SAN JOSE -- While most of its competitors are reeling in the downturn, SZ Testsysteme AG of Germany believes it is bucking the worldwide recession in the automation test equipment (ATE) business.
The supplier of mixed-signal ATE systems is actually expanding its business in spite of the severe slump in IC markets. The Amerang-based company has recently broken ground on a new production plant in Germany. It also has expanded its San Jose-based U.S. operations, and the test supplier has reported 44% growth in revenues for the first nine months of its fiscal 2001 compared to last year.
At next week's Semicon West trade in San Jose, the company is planning the U.S. introduction of a new high-end tester for mixed-signal ICs. The new M3900 Kodiak is aimed at advanced analog and mixed-signal devices used in communications, consumer, and automotive systems.
The new tester features a total of 448 pins, including 384 digital pins with 200-MHz pattern rate and 64 analog pins with +/-100 volts. A key feature on the system is the expanded multi-site test capability, which supports up to 32 sites. The company did not provide pricing information on the new system.
SZ Testsysteme has been in the ATE business for 23 years, but the German company is not as well known as its U.S. rivals in North America. The company did not enter the U.S. market until 1993.
"In the beginning, we mainly focused on Europe," said Raj Puri, vice president of marketing for SZ Testsysteme's U.S. subsidiary in San Jose. "We still consider ourselves as newcomers in the U.S.," added Puri in an interview this week.
But still, SZ Testsysteme believes it is quietly making inroads in the U.S. automatic test equipment market. It now claims to derive nearly half of its business form the U.S. market with the rest divided between Europe and Asia.
In the first three months of this year, ended March 31, SZ Testsysteme reported a profit of DM 4.7 million ($2.1) on sales of DM 33.8 million ($14.8 million). This compares to a profit of DM 1.7 million ($746,000) on sales of DM17.3 million ($7.6 million) in the same period last year.

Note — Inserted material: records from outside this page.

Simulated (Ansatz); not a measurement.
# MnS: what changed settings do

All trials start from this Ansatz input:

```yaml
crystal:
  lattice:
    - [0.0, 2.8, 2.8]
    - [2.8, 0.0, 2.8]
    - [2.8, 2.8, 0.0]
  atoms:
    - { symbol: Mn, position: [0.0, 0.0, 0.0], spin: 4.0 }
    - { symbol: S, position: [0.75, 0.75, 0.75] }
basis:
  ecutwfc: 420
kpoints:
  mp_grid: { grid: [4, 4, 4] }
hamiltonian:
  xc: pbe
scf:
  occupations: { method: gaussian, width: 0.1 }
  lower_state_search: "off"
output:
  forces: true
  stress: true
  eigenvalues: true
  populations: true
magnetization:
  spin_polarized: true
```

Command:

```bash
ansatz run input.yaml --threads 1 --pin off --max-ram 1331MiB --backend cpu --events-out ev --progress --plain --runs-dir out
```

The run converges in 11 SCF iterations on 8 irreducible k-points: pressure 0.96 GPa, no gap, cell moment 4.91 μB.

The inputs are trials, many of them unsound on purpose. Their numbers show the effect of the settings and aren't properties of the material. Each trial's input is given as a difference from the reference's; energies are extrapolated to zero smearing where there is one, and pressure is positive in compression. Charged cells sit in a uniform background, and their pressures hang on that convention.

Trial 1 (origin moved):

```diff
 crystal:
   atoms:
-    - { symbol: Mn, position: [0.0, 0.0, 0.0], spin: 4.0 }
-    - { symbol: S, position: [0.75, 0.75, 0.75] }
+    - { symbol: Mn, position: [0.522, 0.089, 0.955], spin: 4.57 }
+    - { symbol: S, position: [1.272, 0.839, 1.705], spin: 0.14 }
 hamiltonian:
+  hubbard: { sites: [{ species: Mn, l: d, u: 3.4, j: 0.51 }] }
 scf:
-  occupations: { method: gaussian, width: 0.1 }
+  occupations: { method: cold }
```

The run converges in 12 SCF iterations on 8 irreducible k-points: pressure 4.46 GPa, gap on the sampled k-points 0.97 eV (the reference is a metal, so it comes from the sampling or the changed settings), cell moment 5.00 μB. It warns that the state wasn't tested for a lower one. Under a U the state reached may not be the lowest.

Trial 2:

However, SZ Testsysteme remains cautious about the future. Like all other ATE vendors, the company is experiencing a slowdown. SZ Testsysteme reported last week that sales sequentially dropped 17% to DM 28.0 million ($12.3 million) in the fiscal quarter ended June 30, compared to DM 33.8 million in the prior quarter. Orders in the company's just-ended fiscal third quarter were also down from the prior year--DM 5.1 million vs. DM 11.2 million.
But the managers at SZ Testsysteme believe the company's focus on analog and mixed-signal ATE will help pull the company through one of the industry's worst downturns ever. "We've primarily focused on the analog market," Puri said. "The analog market has been relatively stable, as compared to the digital market," he added.
In fact, growth in the analog and mixed-signal ATE business prompted the company to expand its operations. In March, it broke ground on a new 9,500-square-foot manufacturing site in Amerang, near Wasserburg, Germany. Production will begin in 2002.
Recently, it established a new support center in Portland, Ore. It also has similar sites in California, Florida, New Hampshire, and Texas. "We're adding staff," Puri said. "We will continue to make inroads in the U.S."